University of Missouri Extension

EQ386, New March 2002

Settling Basins and Terraces for Cattle Manure

Charles D. Fulhage and Donald L. Pfost
Agricultural Engineering Extension
John W. Feistner
Natural Resources Conservation Service

Fast-moving liquids pick up and transport solids, which settle out of the flow when velocity is reduced. Often, settling basins are designed to limit flow velocities to 1.5 feet per second, or less. Settling may remove 35 percent to 60 percent of the solids from a dilute liquid slurry, with as little as 10 minutes detention time (30 to 60 minutes detention time is common). Settled solids, submerged in water, typically are about 15 percent dry matter. After dewatering, the solids are usually 15 percent to 25 percent dry matter and can be used as fertilizer or composted. Figure 1 is a schematic of a typical settling basin.

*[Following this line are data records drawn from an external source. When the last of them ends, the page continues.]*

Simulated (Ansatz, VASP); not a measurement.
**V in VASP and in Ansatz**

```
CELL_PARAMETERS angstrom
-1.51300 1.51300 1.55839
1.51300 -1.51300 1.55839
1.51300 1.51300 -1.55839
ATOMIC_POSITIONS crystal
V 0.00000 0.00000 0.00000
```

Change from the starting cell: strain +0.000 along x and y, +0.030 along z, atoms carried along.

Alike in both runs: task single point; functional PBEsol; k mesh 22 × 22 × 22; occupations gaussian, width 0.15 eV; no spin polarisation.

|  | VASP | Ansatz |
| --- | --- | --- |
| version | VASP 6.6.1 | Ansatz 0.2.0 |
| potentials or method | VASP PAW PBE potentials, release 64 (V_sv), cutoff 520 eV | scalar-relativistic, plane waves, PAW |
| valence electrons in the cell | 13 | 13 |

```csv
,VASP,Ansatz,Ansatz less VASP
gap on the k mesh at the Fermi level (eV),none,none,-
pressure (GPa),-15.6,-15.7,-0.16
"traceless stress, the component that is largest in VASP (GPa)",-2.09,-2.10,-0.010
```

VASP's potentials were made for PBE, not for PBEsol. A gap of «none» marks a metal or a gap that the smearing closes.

Liquids separated from animal manure must be contained in a lagoon, storage basin or settling basin until they are land-applied to a vegetative filter or soil-plant filter. The liquid should be applied to a vegetative or soil-plant filter large enough to use the nitrogen content.

Settling basins add to the overall cost of a waste management system. They may require two handling systems: one for solids and one for liquids.

Schematic representation
Figure 1
Schematic representation of four-zone settling.
 

Settling basins

Settling basins may be used to reduce the nutrient-loading on a lagoon from a gutter-flushing system but are used more commonly to reduce the nutrient-loading on a vegetative filter strip from lot runoff. Adding a settling basin to remove a portion of the solids can decrease the required lagoon volume for a new facility, or it can enable you increase the animal units served by an existing lagoon. Settling is a good way to remove undesirable material, such as hay, straw and feathers, from the waste flow to a lagoon. It can reduce odors or prevent a crust or mat from forming on the lagoon surface. You may need a baffle to retain floating solids (such as straw) in a settling basin. By removing the larger solids, you can reduce plugging of liquid-handling equipment, such as pumps and irrigation sprinkler nozzles.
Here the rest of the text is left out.